I'm not sure that's the case. It only updates content and protocol filters (i.e.
the ones tied to the request_rec), but it doesn't touch connection filters. I
reckon we should do the above for internal redirects as well. That is, if I
really understand what internal redirects are in the first place :-)

> The only potential problem I forsee is whether the input bytes could
> be logged on one request, and the output on another.  Therefore, we
> might want to walk r->prev and add the totals to get our real bytes
> read and sent.  Oooh, internal_internal_redirect copies the
> r->read_length to the new request, so I think we're fine.

I'll try to test that by using some funcionality that depends on
internal_internal_redirect. From what I see in internal_internal_redirect, the
new->notes gets created afresh, so whatever I put in r->notes is going to get
lost. Big dramas! Looks like we'll *have to* introduce r->bytes_in and
r->bytes_out if we want this to work at all...

This would, of course, require yet another MMN bump... And it would require
revisiting all of the code that deals with copying request (e.g.
internal_internal_redirect) and then making sure that those fields are copied as
well. It also might make a lot of people upset... :-( On the other hand, it's
going to make mod_logio.c almost trivial and probably faster.

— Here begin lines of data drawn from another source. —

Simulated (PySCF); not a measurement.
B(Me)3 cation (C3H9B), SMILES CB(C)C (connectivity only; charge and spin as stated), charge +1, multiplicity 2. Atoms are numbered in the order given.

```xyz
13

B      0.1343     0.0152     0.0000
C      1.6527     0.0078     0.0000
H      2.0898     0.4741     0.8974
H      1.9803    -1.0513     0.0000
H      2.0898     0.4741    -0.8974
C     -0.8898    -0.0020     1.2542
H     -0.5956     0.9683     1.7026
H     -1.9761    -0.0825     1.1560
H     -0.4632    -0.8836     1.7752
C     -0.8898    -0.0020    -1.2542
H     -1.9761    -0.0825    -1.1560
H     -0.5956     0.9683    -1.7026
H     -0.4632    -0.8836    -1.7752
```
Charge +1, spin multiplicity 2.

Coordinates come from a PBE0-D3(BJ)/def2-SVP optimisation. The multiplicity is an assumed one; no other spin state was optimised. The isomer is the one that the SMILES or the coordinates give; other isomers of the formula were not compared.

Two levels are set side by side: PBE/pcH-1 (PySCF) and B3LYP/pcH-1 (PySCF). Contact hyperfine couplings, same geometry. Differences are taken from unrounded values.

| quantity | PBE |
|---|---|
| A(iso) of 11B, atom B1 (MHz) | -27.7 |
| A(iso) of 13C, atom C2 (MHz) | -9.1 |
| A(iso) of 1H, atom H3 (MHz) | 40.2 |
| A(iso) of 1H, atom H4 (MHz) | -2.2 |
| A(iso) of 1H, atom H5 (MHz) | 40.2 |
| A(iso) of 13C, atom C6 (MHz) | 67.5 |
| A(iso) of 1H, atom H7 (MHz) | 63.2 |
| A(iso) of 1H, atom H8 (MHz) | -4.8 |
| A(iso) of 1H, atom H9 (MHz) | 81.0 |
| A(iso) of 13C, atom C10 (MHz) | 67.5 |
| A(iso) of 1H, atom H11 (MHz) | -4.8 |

> For the logging case, I think this makes a lot of sense as it lets
> us simplify how we log.

I can verify that it is almost impossible to log the correct number of output
bytes (on the wire but per request) unless the requests are tied to connection
filters. Input bytes are different, because request based filters run after
connection based filters and we can always do what I was doing before (i.e.
store in c->notes and then copy into r->whatever). However, request based output
filters are already out of the way when connection based filters take over and
if f->r is NULL, it is not possible to store the number of bytes into the
request. So, the above patch and other neccessary additions would be essential
to achieve this.

Bojan

-------------------------------------------------
This mail sent through IMP: http://horde.org/imp/

Re: [PATCH]: Update request in connection based filters

Posted by Justin Erenkrantz <je...@apache.org>.
On Wed, Sep 18, 2002 at 07:36:00AM +1000, Bojan Smojver wrote:
> Justin,
> 
> After mucking around a bit with what you suggested, this seemed like the
> straightforward thing to do. Not sure how things would work on internal
> redirects etc. Can you please have a look. I'm sure it's naive, but so
> am I (for now :-)
> 
> Bojan

> --- httpd-2.0-vanilla/server/protocol.c	Fri Sep  6 16:01:19 2002
> +++ httpd-2.0/server/protocol.c	Wed Sep 18 07:32:37 2002
> @@ -895,6 +895,15 @@
>      r->connection      = conn;
>      r->server          = conn->base_server;
>  
> +    /* Update the request in connection filters */
> +    f = conn->input_filters;
> +    for (; f; f = f->next)
> +        f->r = r;
> +
> +    f = conn->output_filters;
> +    for (; f; f = f->next)
> +        f->r = r;
> +

Well, I'd do (plus the declaration of f in your later post):

for (f = conn->input_filters; f; f = f->next) {
   f->r = r;
}

for (f = conn->output_filters; f; f = f->next) {
   f->r = r;
}

Now, the question is whether anyone has any major qualms with this.
Basically, it now allows connection filters some access to the
current request_rec (as defined by the protocol module).  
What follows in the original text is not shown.